Tuesday April 13, 2010

Academic Excellence

Julia Faeth, a 21-year-old junior from New Riegel, Ohio, has been awarded one of 278 Barry M. Goldwater scholarships.

A University of Dayton chemical engineering student can count herself among a group that includes top undergraduate scholars from Harvard, Princeton and Yale.

Julia Faeth, a 21-year-old junior from New Riegel, Ohio, has been awarded one of 278 Barry M. Goldwater scholarships.

She won a one-year scholarship that will cover tuition, fees, books, and room and board, up to a maximum of $7,500 per year.

Faeth currently is conduction research in the University of Dayton Research Institute's sustainable environmental technologies group to more accurately predict the useable oil content of algae species.

"My career goal is to obtain a Ph.D. in chemical engineering to conduct research in sustainability and teach at the university level," Faeth said.

Faeth is the second Goldwater scholar from the University of Dayton in the last three years.

Congress established the Barry M. Goldwater Scholarship and Excellence in Education Program in 1986 to honor the late Arizona senator. The program's purpose is to provide a continuing source of highly qualified scientists, mathematicians and engineers by awarding scholarships to college students who intend to pursue careers in these fields.

The Goldwater scholarship is the premier undergraduate award of its type in these fields, according to Patricia Hart, director of the University of Dayton's University Honors Program.

Goldwater scholars have gone on to win prestigious Rhodes scholarships, Marshall awards and Churchill scholarships.

This is the second time this academic year the University of Dayton chemical engineering department has been on the national stage.

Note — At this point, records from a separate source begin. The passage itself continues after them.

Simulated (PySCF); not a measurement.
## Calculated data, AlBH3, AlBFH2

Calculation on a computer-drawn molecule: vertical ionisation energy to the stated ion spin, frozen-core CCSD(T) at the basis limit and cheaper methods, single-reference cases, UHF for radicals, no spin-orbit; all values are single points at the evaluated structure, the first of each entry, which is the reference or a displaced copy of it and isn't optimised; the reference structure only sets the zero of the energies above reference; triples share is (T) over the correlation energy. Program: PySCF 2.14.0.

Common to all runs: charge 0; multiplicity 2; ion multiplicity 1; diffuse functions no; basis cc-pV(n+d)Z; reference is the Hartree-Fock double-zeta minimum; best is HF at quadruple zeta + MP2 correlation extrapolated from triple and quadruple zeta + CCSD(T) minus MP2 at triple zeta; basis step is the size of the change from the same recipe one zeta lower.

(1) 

The National Materials Advisory Board named chemical engineering department chair Charles Browning to its committee on materials needs and research and development strategy for future military and aerospace propulsion systems. Only seven faculty members from the nation's universities serve on the 12-member committee.

According to its Web site, the board is the principal source of objective, independent and informed scientific, technological and policy assessments of materials, processes and applications for use by U.S. industry, government agencies and universities. The board strives to focus on materials and systems issues that have the greatest importance to the nation's security, health and welfare.